"This agreement will provide financing for the project's mobile mining equipment through project development and into the first several years of mining operations at an attractive overall cost of capital for Marathon," the company's president and CEO Matt Manson said.
The deal is in the form a credit-approved commitment letter with Caterpillar Financial for equipment lease financing.
Canaccord Genuity Capital Markets analyst Michael Fairbairn said he had anticipated that Marathon would look to lease equipment to minimize initial capital and associated potential shareholder dilution.
"Today's commitment letter represents another domino as Valentine's financing package continues to fall into place," he said.
"Marathon ended Q1/22 with ~C$73 million [US$57 million] in cash and no debt. We expect Marathon will fund Valentine construction through a combination of cash on hand, debt, and equity," he said.
Marathon's Valentine project saw its initial capital expenditure rise 12% from an April 2020 pre-feasibility study to C$305 million in an April 2021 feasibility study—and has since risen further.
In an April update, Marathon said the industry-wide issue of cost inflation and construction market volatility would mean that previous estimates for total life-of-mine capital costs of C$662 million, cash operating costs of US$704 per ounce, and all-in sustaining costs of US$833/oz would likely be between 15-20% higher.
"Marathon also intends to re-characterize certain capital costs that were previously captured as early sustaining capital items to initial capital costs," it said at the time.
"This will increase the initial capital cost but reduce AISC and de-risk the project's ramp-up to positive cash flow," it added.
At a panel hosted by CG in late May, Manson—along with Artemis Gold's vice president for capital markets, Nicholas Campbell, and Osisko Mining's chairman and CEO John Burzynski—said that over the past 12-18 months, the inflationary environment has resulted in about a 20-30% increase in initial project capital expenditure estimates.

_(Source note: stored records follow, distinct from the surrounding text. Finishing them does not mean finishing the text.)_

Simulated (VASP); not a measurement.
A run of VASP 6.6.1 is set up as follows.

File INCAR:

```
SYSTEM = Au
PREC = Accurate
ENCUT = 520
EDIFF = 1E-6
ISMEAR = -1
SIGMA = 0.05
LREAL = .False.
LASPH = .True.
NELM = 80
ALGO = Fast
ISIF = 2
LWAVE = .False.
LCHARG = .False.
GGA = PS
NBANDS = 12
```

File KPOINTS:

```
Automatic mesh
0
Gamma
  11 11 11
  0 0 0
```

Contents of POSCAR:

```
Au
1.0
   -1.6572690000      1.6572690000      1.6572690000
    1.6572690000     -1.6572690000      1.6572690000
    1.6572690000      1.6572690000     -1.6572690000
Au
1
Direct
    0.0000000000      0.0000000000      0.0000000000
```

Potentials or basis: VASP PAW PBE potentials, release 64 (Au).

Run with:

Marathon closed a 6.5-year US$185 million credit facility for Valentine in March.
"We also model a C$230 million equity raise, which we forecast will close [Marathon's] remaining financing gap and still leave a ~C$30 million buffer on its balance sheet should cost overruns occur," Fairbairn said.
"Importantly, Marathon has a strong institutional shareholder base, which we believe will help with the company's upcoming equity financing. In addition, mining legend Pierre Lassonde is a substantial shareholder after having purchased shares in multiple rounds of financing," he said.
Given Lassonde's roles as a co-founder and long-time chairman of Franco Nevada, former president of Newmont Mining, and former chairman of the World Gold Council, his investment in Marathon is a strong endorsement for the project, Fairbairn noted.
CG's forecast is that Valentine will reach commercial production in 2025 and produce roughly 160,000 ounces annually at US$914/oz cash costs and US$1,177/oz AISC over a 16-year mine life.
The April 2021 feasibility study presented a 13 year mine life, with a run rate of 173,000oz from 2024-2033, and AISC of US$833/oz.
Valentine is due for a mineral resource update mid-year this year, early site works to begin in Q3, and a new technical report in Q4.
The Cat Financial lease will be available to Marathon upon release of the project for its federal Environment Assessment process, review of the project's updated feasibility study, satisfaction of a cost to complete certification, and other customary conditions, the company said.
Marathon's share price was C$1.67 on June 13, giving the company a market capitalization of C$426.58 million. CG has a price target for the company of C$3.60/share.